Sacrifice & Self-Doubt: Mandela’s Long Walk To Freedom

Sacrifice & Self-Doubt: Mandela's Long Walk To Freedom

Long Walk To Freedom inspires different people across the world for different reasons.

Its an intimate rendition of Mandela’s life story from his youngest days as a boy in the village of Qunu, t0  his Varsity days, professional and personal life as well as his Political career.

Born on 18 July 1918. Nelson Mandela’s father was a Chief of the Xhosa Nation’s Thembu Tribe.

When Mandela was 9 years old, his father passed away, and he was sent to live with the acting Regent.

The Regent, Chief Jongintaba Dalindyebo enrolled Mandela at Wesleyan College mission School to ensure he got a good education, after which Mandela proceeded to University at Fort Hare.

During his time as a student, the Regent arranged for Mandela to marry the daughter of a Thembu Priest, but Mandela resisted the arrangement by running away to Johannesburg in 1939.

Life in Johannesburg exposes Mandela to the vagaries of urban colonial South Africa.

He also began Practicing Law in Partnership with Oliver Tambo who would also be instrumental in leading the ANC in its struggle against Apartheid.

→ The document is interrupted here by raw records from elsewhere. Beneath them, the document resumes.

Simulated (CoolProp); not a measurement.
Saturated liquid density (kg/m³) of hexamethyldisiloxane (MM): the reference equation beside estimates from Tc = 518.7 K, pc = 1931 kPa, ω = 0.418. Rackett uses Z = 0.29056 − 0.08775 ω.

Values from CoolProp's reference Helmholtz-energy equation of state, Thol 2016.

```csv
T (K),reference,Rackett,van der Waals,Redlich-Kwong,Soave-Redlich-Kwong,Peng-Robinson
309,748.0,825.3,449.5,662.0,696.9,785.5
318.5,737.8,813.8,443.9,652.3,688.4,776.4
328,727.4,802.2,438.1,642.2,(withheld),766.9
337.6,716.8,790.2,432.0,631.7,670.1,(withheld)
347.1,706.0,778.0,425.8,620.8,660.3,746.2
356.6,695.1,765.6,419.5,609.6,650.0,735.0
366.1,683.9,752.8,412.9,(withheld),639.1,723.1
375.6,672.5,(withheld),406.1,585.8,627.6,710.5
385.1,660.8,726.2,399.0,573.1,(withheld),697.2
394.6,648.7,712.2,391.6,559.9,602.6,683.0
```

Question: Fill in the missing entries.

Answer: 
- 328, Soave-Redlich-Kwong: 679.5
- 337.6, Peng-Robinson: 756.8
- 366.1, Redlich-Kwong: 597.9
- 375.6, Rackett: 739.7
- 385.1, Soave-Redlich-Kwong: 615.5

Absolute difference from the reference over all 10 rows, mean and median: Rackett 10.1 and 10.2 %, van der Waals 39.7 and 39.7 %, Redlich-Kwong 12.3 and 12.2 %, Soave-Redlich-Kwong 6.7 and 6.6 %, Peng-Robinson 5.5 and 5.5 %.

It was during this time that Mandela began his Political activism by joining the ANC in 1943 and founding its Youth League in the same year.

Mandela would eventually become disillusioned and radicalised after realising that the non-violent Protest of the ANC ‘defiance campaigns’ would not yield the transformation that was necessary in South Africa after they were met with crushing brute force by the Apartheid regime.

Mandela describes his radicalisation as a process of realising that Blacks in South Africa could not gamble on Colonial ideas like the inherent fairness of Western Civilization embodied in maxims like the ‘British sense of fair play’ to deliver Africans from the jaws of Aparthied.

It was ultimately up to Africans to take their destiny into their own hands, and Mandela became the first amongst the ANC Leadership to call for the formation of a Military Wing of the ANC called Umkhonto WeSizwe (‘Spear Of The Nation’) which was formed in 1960 after the Sharpeville Massacre.

Johannesburg would also be the place he would meet his first two wives. with the second Wife, Winnie Mandela becoming his struggle companion.

There was no time to settle domestically however as in 1961 Mandela was convicted for his part in inciting a strike and exiting South Africa without a Passport.

He fled the country but he was recaptured, tried and convicted for sabotage in 1964 where he was sentenced to Life imprisonment at 46.

Mandela would be incarcerated for 27 years, the majority of which were spent on Robben Island where he was sentenced to hard labour until his release in 1990 to become South Africa’s first democratically elected President in 1994.

Long Walk To Freedom also shares the impact of imprisonment on Mandela’s children and marriage.

The most excruciating part of the Book for me is the loneliness and suffering endured by his Wife, Winnie and the Children during Mandela’s time in prison.

It was difficult for Mandela and the family to cope with the bare reality and needs for their own survival when Mandela was a celebrated folk hero symbol of the anti-apartheid struggle whilst at the same time he was incapable and powerless to provide the most basic things a Father should be able to provide his Wife and Children….His presence and material support.

Long Walk To Freedom ultimately shows that the struggle demanded sacrifices beyond the realm of ordinary human comprehension or capacity…Its safe to say that Mandela probably went through periods of intense self-doubt in which he wondered whether the sacrifices he had made would ever be justfied.

Nelson Mandela’s Legacy

Both during his imprisonment and after his release, Nelson Mandela symbolised the ideals and virtues of the anti-apartheid struggle.

The ‘Rainbow Nation’ narrative coined to integrate a post-Apartheid South Africa was useful and perhaps even necessary in creating a functional post-Apartheid South Africa.

Nevertheless, the Realpoiltik challenge of alleviating the Poverty of South Africa’s Black population was not resolved during his Presidency. In reality, it was probably too much to expect to reverse the entrenched systemic consequences of Apartheid during Mandela’s short Presidency.

However, in successfully negotiating the end of Apartheid and ushering in democracy in South Africa, Mandela played his part in laying the foundation that would be required to reverse the ill-effects Apartheid over time.

In the end, Mandela’s Long Walk To Freedom is an extraordinary journey in the life of a great Man who regards himself as ordinary.

The featured video clip is the famous speech given by Mandela during the Rivonia trial…At times like this when the stakes so were so high, you can only respect Mandela even more for his courage when you realise that even he didnt know how things would turn out, and how History would eventually Judge him.

Long Walk To Freedom also shows that a person can live many lives in one lifetime as Mandela’s journey through his relationships and experiences from his days as a boy in the far flung village of Qunu to global icon demonstrates.

All things being said, Long Walk To Freedom still remains as relevant today as the day it was published, and there are many enduring Historical but most imporantly life lessons on struggle we will always learn from it.

Originally posted 2019-02-12 12:25:12.